Contrary to Mother's contention, we interpret this paragraph as contemplating precisely the approach taken by the trial court in this case. From the admonition that the trial court should consider "scholarships, grants, stipends, and other cost-reducing programs available to the student," it is clear that any court order for payment of post-secondary expense should properly be based on actual out-of-pocket cost to the student, not the stated tuition charges. The WU tuition remission program certainly qualifies as a "cost-reducing program" available to the children.
Mother urges, however, that the tuition remission payments are a fringe benefit, available solely because of her work and labor as an employee of WU, and therefore the payments are no different from a cash payment made directly from her to the school for tuition. The WU program is unlike a scholarship, she argues, because the child does not earn or do anything for the benefit to apply.

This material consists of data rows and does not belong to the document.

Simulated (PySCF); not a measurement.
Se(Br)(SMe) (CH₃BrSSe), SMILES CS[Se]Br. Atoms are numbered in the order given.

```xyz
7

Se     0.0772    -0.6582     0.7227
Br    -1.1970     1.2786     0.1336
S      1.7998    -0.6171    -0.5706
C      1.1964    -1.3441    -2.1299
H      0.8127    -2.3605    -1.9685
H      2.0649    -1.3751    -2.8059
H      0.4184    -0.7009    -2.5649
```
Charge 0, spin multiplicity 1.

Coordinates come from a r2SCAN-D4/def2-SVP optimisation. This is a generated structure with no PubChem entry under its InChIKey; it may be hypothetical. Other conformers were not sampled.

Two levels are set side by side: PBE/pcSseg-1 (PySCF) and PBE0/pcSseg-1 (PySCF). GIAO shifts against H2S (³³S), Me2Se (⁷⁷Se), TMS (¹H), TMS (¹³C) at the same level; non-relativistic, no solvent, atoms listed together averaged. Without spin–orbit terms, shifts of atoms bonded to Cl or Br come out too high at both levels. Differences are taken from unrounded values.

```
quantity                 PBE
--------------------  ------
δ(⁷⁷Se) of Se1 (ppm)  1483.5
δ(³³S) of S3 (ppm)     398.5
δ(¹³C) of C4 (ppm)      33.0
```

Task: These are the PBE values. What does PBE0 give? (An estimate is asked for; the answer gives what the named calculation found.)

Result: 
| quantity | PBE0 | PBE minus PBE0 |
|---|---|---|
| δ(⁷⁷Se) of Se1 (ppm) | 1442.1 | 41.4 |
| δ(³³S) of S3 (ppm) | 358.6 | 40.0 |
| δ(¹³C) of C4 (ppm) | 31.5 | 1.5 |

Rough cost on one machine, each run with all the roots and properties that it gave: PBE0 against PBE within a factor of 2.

As noted above, it is irrelevant whether the tuition remission program could technically be characterized as a scholarship because it is unquestionably a "cost-reducing program available to the student" as provided for in Comment E. Moreover, although the program is indeed available solely because of Mother's work, it is decidedly different from a cash payment made directly from her. A cash payment by Mother would be made from her income. So long as the WU program satisfies the requirements of the tax code, tuition remission payments are not considered income either to her or her children and thus are nontaxable. See 26 U.S.C. § 117(d). Among the requirements for this favorable tax treatment is that the payments may not be made as quid pro quo for services rendered. See, e.g., Field v. C.I.R., 680 F.2d 510, 513 (7th Cir.1982).
Although Mother may have taken the tuition remission program into account when accepting or remaining in her position at WU, she is required to do the exact same work regardless of whether she takes advantage of the program. If Mother had no children or the children did not attend college, she would receive no benefit from the *935 program. She cannot elect to receive cash in lieu of participating in the program. Thus, payments made by the program are not equivalent to income paid to Mother as compensation for services.[1]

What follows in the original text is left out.